Our Lady of Chiquinquira
Our Lady of Chiquinquira
Our Lady of the Rosary of Chiquinquirá is a title given to the Blessed Virgin Mary in the northern Andean region of South America. She is the patron saint of Colombia, the Venezuelan state of Zulia, and the town of Caraz in Peru. In Colombia, her painted image rests in the Basílica of Our Lady of the Rosary in Chiquinquirá, where thousands of pilgrims arrive not only for the Feast Day on July 9, but also every Sunday, when they celebrate masses and processions. On July 3, 1986, Pope John Paul II visited the sanctuary and prayed for peace in Colombia at the feet of the Virgin Mary’s image. The title given to the Virgin is from the city of Chiquinquirá, where the first of the Virgin’s miraculous manifestations occurred, and where the original image from the sixteenth century is kept.

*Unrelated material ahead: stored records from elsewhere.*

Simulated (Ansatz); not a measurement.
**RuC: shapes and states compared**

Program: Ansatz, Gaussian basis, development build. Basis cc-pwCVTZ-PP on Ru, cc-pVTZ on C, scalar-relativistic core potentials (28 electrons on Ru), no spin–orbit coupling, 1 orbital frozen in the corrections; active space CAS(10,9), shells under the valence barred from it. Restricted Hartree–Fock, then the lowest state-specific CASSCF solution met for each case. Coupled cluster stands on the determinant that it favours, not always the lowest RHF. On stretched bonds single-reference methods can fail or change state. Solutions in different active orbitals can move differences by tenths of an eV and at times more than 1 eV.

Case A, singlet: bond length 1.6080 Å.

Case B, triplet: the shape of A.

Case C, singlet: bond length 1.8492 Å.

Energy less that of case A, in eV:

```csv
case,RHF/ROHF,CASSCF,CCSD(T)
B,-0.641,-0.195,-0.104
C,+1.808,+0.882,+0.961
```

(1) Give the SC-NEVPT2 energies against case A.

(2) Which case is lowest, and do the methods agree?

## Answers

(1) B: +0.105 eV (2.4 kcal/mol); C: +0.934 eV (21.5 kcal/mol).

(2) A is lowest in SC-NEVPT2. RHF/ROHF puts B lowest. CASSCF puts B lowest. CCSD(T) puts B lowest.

Alonso De Narvaez, a Spanish painter, painted a portrait of the Virgin of the Rosary on a homespun piece of cotton woven by Indians. To paint in tempera he used pigments taken from the soil and herb and flower juices of the region. The artist added the figures of St. Anthony of Padua and St. Andrew, apostle. These were the patron saints respectively of the Spanish colonist who had commissioned the painting and the monk who had ordered it. In 1562 the portrait was placed in a chapel with a roof that leaked, and in time the humidity, air and sun, had so damaged the painting that it was impossible to recognize. In 1577 the damaged painting was moved to Chiquinquirá and left abandoned in a room that had formerly been the family oratory. Eight years later, Maria Ramos, a pious woman from Seville, cleaned and straightened out the modest chapel and placed in it the faded canvas that had once had Mary’s image. Tradition has it that the prodigy took place on Friday, December 26, 1586. The image stood out again, having recovered its colors and brightness. The instantaneous process of restoration gradually closed the scratches and holes in the cloth, overlaying them with color and light.
The Virgin of the Rosary in the center of the painting is approximately three feet high. She looks towards the left as if to call attention to the nearly naked Child in her arms. The image has a calms countenance with a delicate smile. Both her face and the Child’s are pale. The Child has a little brightly colored bird tied to his thumb and a small rosary hangs from his left hand. Our Lady is supported by a crescent moon. A white hood covers her head and her rose colored robe is covered by a sky blue cape. With the little finger of her left hand she holds a rosary which hangs in front of her, and in her right hand she has a scepter.
The painting shows the marks of its previous deterioration. The figures appear blurred when looked at closely, but clearer at in a distance. For three hundred years the image of Our Lady of the Rosary of Chiquinquirá was exposed to the faithful without any protection, permitting thousands to touch the flimsy cloth. Since 1897 a thick glass protects the pointing from inclement weather and from excesses of pilgrim fervor.